I went back the next day with a shorter pitch and more confidence. I pitched to everyone else in the room (I think there were 9 or 10 agents or publishing houses there) and all but one said they wanted to see some of it.

I really hope this yields at least one offer. It was really nice that by the time I was done I had my pitch memorized and people were interested.

I wouldn't have been able to do any of this without all of you. My friends and family gave me so much support and encouragement that you are the reason I went in the first place. I also owe a debt to my writer's group, who also provided a great deal of support and encouragement, even at the conference itself.

Lastly and most hilariously, in the conference room next to ours while we were there, was the national Reenactor Fest. Every time I stepped out into the hall there were people in costume. All kinds of costumes from Vietnam all the way back to Classical Greece. It was fantastic!! I have always wanted to be a reenactor. While Love is Murder was having its awards banquet, the reenactors in the next room were listening to a bagpipe corps. It was funny.

Friday, January 30, 2009

One week

Only one week stands between me and something I've been looking forward to and dreading at the same time.

I belong to a writer's group called "Southland Scribes" in Orland Park and since my book is mostly finished, my group-mates encouraged me to sign up for this year's Love Is Murder Conference in Chicago. It's a meeting for mystery/thriller writers.

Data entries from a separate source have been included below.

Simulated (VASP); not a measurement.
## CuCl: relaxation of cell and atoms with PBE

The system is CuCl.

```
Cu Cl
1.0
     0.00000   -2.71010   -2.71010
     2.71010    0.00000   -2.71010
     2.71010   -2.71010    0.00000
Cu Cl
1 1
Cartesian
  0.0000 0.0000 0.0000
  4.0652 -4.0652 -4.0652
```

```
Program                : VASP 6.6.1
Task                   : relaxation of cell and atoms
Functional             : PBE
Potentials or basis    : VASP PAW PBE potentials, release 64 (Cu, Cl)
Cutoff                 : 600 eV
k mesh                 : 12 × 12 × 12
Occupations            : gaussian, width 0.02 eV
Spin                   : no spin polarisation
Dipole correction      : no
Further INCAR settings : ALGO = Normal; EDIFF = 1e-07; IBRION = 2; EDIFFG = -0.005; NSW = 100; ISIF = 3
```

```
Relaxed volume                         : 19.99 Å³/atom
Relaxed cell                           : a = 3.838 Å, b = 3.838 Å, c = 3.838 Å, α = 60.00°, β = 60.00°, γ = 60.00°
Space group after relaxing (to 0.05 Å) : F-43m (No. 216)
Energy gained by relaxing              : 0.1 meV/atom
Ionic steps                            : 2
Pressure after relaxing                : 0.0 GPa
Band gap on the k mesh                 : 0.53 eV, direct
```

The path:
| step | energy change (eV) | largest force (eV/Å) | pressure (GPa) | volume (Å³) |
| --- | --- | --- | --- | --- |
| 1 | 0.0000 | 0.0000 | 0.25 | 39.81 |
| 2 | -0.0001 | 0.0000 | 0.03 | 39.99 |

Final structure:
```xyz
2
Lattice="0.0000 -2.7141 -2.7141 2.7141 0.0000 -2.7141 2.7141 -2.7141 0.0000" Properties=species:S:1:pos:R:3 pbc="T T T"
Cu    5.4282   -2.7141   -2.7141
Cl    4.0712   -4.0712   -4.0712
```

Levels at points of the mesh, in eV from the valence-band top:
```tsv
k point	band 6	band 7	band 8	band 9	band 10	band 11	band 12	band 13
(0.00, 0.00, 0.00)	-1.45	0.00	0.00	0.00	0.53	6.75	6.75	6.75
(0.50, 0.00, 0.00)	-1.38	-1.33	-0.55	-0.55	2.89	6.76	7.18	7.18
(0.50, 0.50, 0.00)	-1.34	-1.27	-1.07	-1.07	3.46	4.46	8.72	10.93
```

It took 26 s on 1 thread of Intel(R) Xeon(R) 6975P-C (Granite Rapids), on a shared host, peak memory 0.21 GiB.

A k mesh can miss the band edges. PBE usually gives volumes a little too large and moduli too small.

They have a pitch session, which is the primary reason I'm going. I go in and pitch my book to as many editors and publishers as I want. I have three minutes with each company or editor and I have to give them a brief synopsis of the book and how I plan to market it. It has to be memorized. Now that I only have a week left, I'm very frightened. I have great confidence in my ability as a writer, but after laboring over the same story with the same characters and plot for the last four and a half years, my confidence in the book is fading.

I want a change, I want to write something new. But I'll never be able to do it peacefully until I know the book is finished and waiting for publication. I have a brief outline of what I'll say to these publishers and editors, but I'm not definite about it yet and my stomach clenches every time I think about it.

Thursday, November 13, 2008

Registered

February sixth to eighth is the Love Is Murder writer's conference in Chicago. It is the very first writing conference I will be attending. I just registered for it today. I'm a little nervous, it means I have to have the book in top shape by then and I still have a ways to go with it. But I'm part of a very supportive and honest writer's group who have helped me immensely and are the ones who encouraged me to attend the conference.